Some Labor Day history offered

 

September 10, 2020



To The Eagle:

This country’s historical amnesia ensured that few people mentioned or celebrated, this recent Labor Day, the progressive, radical Socialist, Marxist origins of the labor movements that united the workers of this country and gave them the strength to ‘break their chains’ and achieve better wages, safer working conditions, more humane working hours, and the elimination of factory child labor.

The late nineteenth century was a time when industrial capitalism was new, raw, and brutal. Between 1881 and 1900, a period known as the Gilded Age, 35,000 workers per year lost their lives in industrial and other accidents at work, and strikes were commonplace. Chicago police attacked and killed many demonstrators on strike at the McCormack Reaper factory.

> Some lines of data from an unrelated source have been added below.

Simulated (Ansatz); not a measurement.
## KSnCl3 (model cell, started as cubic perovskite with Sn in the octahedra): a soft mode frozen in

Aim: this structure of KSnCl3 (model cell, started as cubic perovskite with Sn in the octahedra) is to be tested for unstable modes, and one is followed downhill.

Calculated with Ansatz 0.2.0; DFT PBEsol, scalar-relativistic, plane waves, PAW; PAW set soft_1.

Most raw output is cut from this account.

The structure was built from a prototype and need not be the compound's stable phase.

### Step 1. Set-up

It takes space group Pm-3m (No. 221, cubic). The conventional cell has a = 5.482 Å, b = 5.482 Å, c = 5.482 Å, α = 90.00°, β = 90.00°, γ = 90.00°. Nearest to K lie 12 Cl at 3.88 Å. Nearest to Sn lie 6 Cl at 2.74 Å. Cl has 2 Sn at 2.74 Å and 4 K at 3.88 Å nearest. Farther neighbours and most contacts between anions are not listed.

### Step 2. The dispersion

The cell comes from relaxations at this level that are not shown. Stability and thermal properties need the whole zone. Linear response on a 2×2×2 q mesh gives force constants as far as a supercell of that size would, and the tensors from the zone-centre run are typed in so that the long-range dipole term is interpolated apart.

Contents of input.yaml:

No fewer than 100,000 workers went on strike each year. In 1892, for example, 1,298 strikes involving some 164,000 workers took place across the nation. Unions—which function to protect workers’ wages, hours of labor, and working conditions—were on the rise.

The goal of organizations like the Central Labor Union and modern-day counterparts like the AFL-CIO was to bring many small unions together to achieve a critical mass of power. The organizers of the first Labor Day were interested in creating an event that brought different types of workers together to meet each other and join in a common cause.

On that first Labor Day, Sept. 5, 1882, 10,000 citizens marched for labor rights down the streets of Manhattan. During that time the average American worked 12 hours a day, six days a week. It wasn't until the Adamson Act passed on September 3, 1916 that our modern eight-hour work day was established.

That wouldn’t have happened had not millions of laborers marched in thousands of demonstrations to fight for economic and social justice. It’s a battle we continue today.